I recently got one of my side-projects to a state where it's semi-usable, so thought I'd jot down some thoughts on the process. It's a London-centric transport routing engine, which will provide alternative routes to the typical "fastest, without service issues" from other apps. Some ideas:

  • Least-crowded route (where possible),
  • Routes with air-con (now that Summer is approaching, the shorts are out and so is the Central line),
  • Routes with step-free access (ideally better than "does this station have a blue wheelchair symbol").

The first stage of this was to have a database of stations, all possible links between them, and a way to discover multiple routes from a starting station to a goal station. The obvious technical choice here is to use some sort of graph - where the nodes are stations and the edges are the possible routes between them.

I started with data collection - TfL provide a Unified API which is an admirable effort at providing a single API to cover the many modes of transport that they offer (from tube, to buses to less obvious ones like river buses, Woolwich ferry and the cable car). Through usage, you'll discover it's not perfect - there are a few oddities, some bugs, and you need to learn a little about the NaPTAN corpus. Thankfully, the API is extensive enough that you can usually work around issues with alternative endpoints. I certainly don't fault the API team as wrapping such a system around many others (likely older or even spreadsheet-based data) must be very challenging.

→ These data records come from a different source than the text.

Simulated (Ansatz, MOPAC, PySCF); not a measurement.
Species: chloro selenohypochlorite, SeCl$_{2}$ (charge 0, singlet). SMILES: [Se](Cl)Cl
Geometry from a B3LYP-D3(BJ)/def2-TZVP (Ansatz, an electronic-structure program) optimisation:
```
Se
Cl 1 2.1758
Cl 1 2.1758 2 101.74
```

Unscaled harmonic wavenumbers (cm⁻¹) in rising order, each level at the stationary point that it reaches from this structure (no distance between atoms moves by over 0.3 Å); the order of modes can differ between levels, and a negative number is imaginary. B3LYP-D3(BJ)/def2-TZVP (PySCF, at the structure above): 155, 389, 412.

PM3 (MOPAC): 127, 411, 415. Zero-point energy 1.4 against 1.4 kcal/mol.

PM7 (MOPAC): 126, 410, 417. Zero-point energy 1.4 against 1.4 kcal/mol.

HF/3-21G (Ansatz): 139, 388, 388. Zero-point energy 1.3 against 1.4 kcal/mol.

Then I started linking these together in a data structure. Having never really used graphs before, my first thought was that I needed to jump into a high-level DMS such as neo4j. While this was a good introduction to graph problems (attributes, deduping, directional edges, etc.), and an excellent way of visualising the data I entered, it did mask some of the real problems I was going to run into. In particular, it wasn't obvious that when I requested all paths from West Ruislip to Bank, through any number of edges, that realistically the query was never going to finish. It might even be an infinite number of paths. I've now realised that neo4j likely uses DFS rather than BFS, and as such is susceptible to loops (transport networks are full of them, since lines are bidirectional), and the web interface at least will wait until all routes have been found. The best option is probably to request a fixed number of paths (i.e. 100) and then de-duplicate and score them.

I also ran into issues where neo4j would suggest paths like A-B-C-B-C-D. I suspect this was due to cases where stations could be connected by the Circle and District lines, but really this is the same track. I consolidated these with TfL's lineGroups data, but wasn't able to completely eradicate them since I didn't have control over how nodes or edges were treated as "visited".

Eventually I decided to explore the idea of building my own graph engine. Edd Mann's post on pratical DFS and BFS in Python was a great introduction to this and helped me realise that I could probably get away with an in-memory graph, given the relatively small and static size. I was quickly getting results, some of them reasonable!

I played around with a few graph-traversal algorithms at this stage - I was excited by the possibility of A*, since I had the latitude and longitude of stations and using a straight-line, great-circle distance as a heuristic approximation seemed pretty logical for deciding a route. Unfortunately, the implementations I've used all seem to be designed to return a single shortest route (which makes sense given that it was designed for real-time robot planning) and I'm not sure if it can be adapted to give multiple paths. I'm finding traversal algorithms interesting though and I'll revisit this part later - I'm just using BFS for now.

This week I switched out my homebrew Graph system for the lightweight igraph library, to reduce the amount of code I had to work with. Reassuringly it had a very similar API, so I knew I was on the right track.

I've added some small scoring rules - travel time, number of changes, A/C availablility (average temperature data would be amazing TfL!) - which are giving me pretty good results. My next steps include building some sort of UI (probably with React Native), incorporating TfL's crowding data and integrating actual train times. I've had a couple of goes at working timetables into the graph (i.e. an edge for each vehicle journey) which is not looking like a good idea - so I'll probably have to add it as some sort of post-sorting function.